In this cross-cultural regional study of ritual healing, Megan Nutzman seeks "first, to delineate categories of ritual healing that transcended the boundaries of ethnic and religious groups, and second, to use these rituals as a lens to examine the rhetoric by which Jewish and Christian authors differentiated themselves from each other and from their Samaritan, gentile, and 'pagan' neighbors" (2). Palestine is an ideal candidate for such a study because it comprised distinctive religious populations and because its archaeological remains are substantial and well documented.
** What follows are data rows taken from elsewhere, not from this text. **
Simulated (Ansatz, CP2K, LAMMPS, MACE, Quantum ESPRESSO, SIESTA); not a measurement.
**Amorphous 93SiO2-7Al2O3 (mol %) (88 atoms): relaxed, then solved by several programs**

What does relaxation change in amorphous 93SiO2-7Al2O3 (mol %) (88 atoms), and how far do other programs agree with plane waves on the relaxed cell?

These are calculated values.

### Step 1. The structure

The first half of the book, treating objects and places, draws mainly on material and archaeological evidence. Chapters One and Two deal with two groups of amulets: gemstones and jewelry, with no or little text, and textual amulets, with scriptural extracts or longer incantations. Working against a background of published finds, Nutzman focuses on examples that illustrate the various ways amulets were produced or used across or within cultural boundaries: a reaper gemstone that, lacking a divine ascription, would have served people from any background; a ring appealing to Christ for help; and a pendant whose image of a much-suffering eye and acclamation to the "one god" is found in Jewish, Samaritan, Christian, and polytheistic versions. There is a different yield from Nutzman's treatment of textual amulets, which are analyzed in terms of type, biblical quotation, and language (Samaritan, Aramaic, Greek, bilingual). Samaritan amulets are distinctive in that they all quote scripture—and a limited set of verses at that. By contrast, only two-fifths of the Aramaic amulets quote scripture and almost none of the Greek ones do. Among textual amulets, those that combine cultural and linguistic idioms are especially intriguing, an indication of cultural permeability or reuse.

Chapters Three and Four investigate two different types of healing springs or pools: those that people from diverse cultural backgrounds would have used for both bathing and healing, and those that over time came to be associated with Christian activities. The bathing complex at Hammat Gader serves as a case study for the former. Numerous finds of lamps and coins, probably votive offerings, and the report of the Piacenza Pilgrim suggest that it was a site of incubation throughout the Roman period. Jewish presence there and at Hammat [End Page 393] Tiberias is indicated by synagogues built nearby, visited by non-locals who left inscriptions commemorating their stay. Whereas at Hammat Gader people from diverse backgrounds would have been able to observe one another, the visitors at two sites that passed from Jewish to Greco-Roman to Christian use may have been less cosmopolitan. Nutzman reviews in detail the successive phases of the Pool of Bethesda in Jerusalem (miqveh, sanctuary to Serapis or Serapis-Asklepios, church of St. Anne) and of two complexes close to one another northeast of Caesarea—Shuni, site of the Maioumas festival and therefore denounced by Christian authorities, and 'Ein Tzur, which survived longer, possibly as a Christian alternative.

The second half of the book draws primarily on literary evidence, going beyond Palestine to fill in gaps in the record there. Touching on a wide array of sources—Qumran texts, Jubilees, Josephus, the Sepher ha-Razim, the Testament of Solomon, Christian prayer collections and church orders, and Christian hagiography—Chapter Five constructs a composite picture of ritual specialists who healed by prescribed words and gestures, both "authorized" healers and "freelance" healers—a normative distinction that, the author argues, was more significant for boundary-keepers (an elite minority) than it was for most people. Chapter Six explores the workings of "charismatic" healers—gifted individuals who could heal by word or touch without following prescribed rituals—through four soundings: Jesus's miracles; numerous stories of Christian ascetics who brought healing in Jesus's name or from God through prayer; fewer anecdotes and stories in the Mishnah and the Talmud that, while recounted for other reasons, often (but not always...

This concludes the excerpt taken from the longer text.